After passing through town, we head up the hill on the other side of town and turn on the Mingo Loop, drive past the golf course, and turn off onto the dirt road that leads to North Camps. Our cabin, the Silver Doctor, is the same one we stayed in last year, with the same furniture and the same view of the lake from the screened-in porch. At the main lodge, Henry the parrot squawks as always. Sonny, the owner, is not here, but he’s still alive andwill return by Friday. His son Fran, who runs the place now, tells us that the lakeside campfires will be on Monday and Thursday nights, as usual. We’ve come prepared with our marshmallows, Hershey bars, and scary stories to tell around the fire.

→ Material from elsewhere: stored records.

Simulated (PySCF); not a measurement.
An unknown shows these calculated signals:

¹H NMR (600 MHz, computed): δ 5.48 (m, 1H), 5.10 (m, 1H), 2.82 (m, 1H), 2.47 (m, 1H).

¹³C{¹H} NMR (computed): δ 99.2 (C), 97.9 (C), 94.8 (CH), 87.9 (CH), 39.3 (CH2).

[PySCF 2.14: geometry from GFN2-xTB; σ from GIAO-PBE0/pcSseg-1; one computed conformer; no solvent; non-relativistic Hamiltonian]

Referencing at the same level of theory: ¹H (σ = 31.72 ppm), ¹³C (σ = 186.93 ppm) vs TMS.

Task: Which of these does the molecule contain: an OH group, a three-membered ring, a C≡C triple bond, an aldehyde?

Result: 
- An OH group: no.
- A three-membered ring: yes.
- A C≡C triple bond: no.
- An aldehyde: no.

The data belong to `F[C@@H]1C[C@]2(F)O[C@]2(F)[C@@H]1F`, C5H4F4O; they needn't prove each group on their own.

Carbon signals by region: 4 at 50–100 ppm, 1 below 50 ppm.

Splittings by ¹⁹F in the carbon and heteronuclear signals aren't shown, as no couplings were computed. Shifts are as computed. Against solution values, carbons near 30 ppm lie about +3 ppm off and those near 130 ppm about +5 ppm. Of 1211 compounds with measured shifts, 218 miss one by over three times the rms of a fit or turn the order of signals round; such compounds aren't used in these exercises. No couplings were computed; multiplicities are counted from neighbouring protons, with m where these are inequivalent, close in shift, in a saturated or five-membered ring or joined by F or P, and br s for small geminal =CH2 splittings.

During our Rangeley days, we do the same things every year, usually adding a new twist or variation. We wake up and drink coffee on the screened-in porch or on the dock. We sit in the sun and read books and swim. We take the kids tubing on the lake. We play whiffle ball in the grassy field and pretend to play tennis on the mud court. We mix cocktails that we never drink at home. After dinner, we watch the red glow of the sunset behind Bald Mountain, and the moon rise over Saddleback.
At least once, we pick blueberries in the lush fields at the Wilhelm Reich Museum. Back at North Camps, I make blueberry pie. We swim some more.
We explore. One day, a canoe trip, on the Kennebago River or somewhere new. This year, we canoe down the Chain of Ponds, up near the Canadian border, and one of the easier legs of Benedict Arnold’s arduous 1775 expedition to Quebec.
Another day, we go for a hike, sometimes to a new mountain and sometimes an old favorite. This year, we drive north from Oquossoc village to climb Mount Aziscohos, a lonely summit off Route 17 which some say has the best views in all of Maine, of more than 25 lakes and endless green forest. With binoculars, we can see the docks of North Camps.
We like our civilization and make many required trips to town: to the IGA for groceries, to the Red Onion for pizza, to the library to check out favorite books, to the Ecopolagian Nature Store to browse and lounge in the swinging chair on the porch. By the week’s end, some are concerned that we might miss a visit to Pine Tree Frosty. But the weather is fabulous and we squeeze in our ice cream after an afternoon at Cascade Stream Gorge, where we jump from the cliffs into a deep pool of freezing water.
I have only skimmed the surface of Rangeley, (I haven’t even mentioned the fishing) but reading what I’ve written, I’m exhausted. How can we possibly do all this and not be? Where do we find the time? Partly, we are on vacation, so we are removed from many of the daily obligations (although we still have meals to cook and, without a dishwasher, the dishes pile endlessly in the sink). But here, we are liberated from our screens: our computers, our televisions, and other devices, our multiple emails and postings. We lack smart phones and don’t regret it. If we must check our email, the library is open Tuesday to Saturday.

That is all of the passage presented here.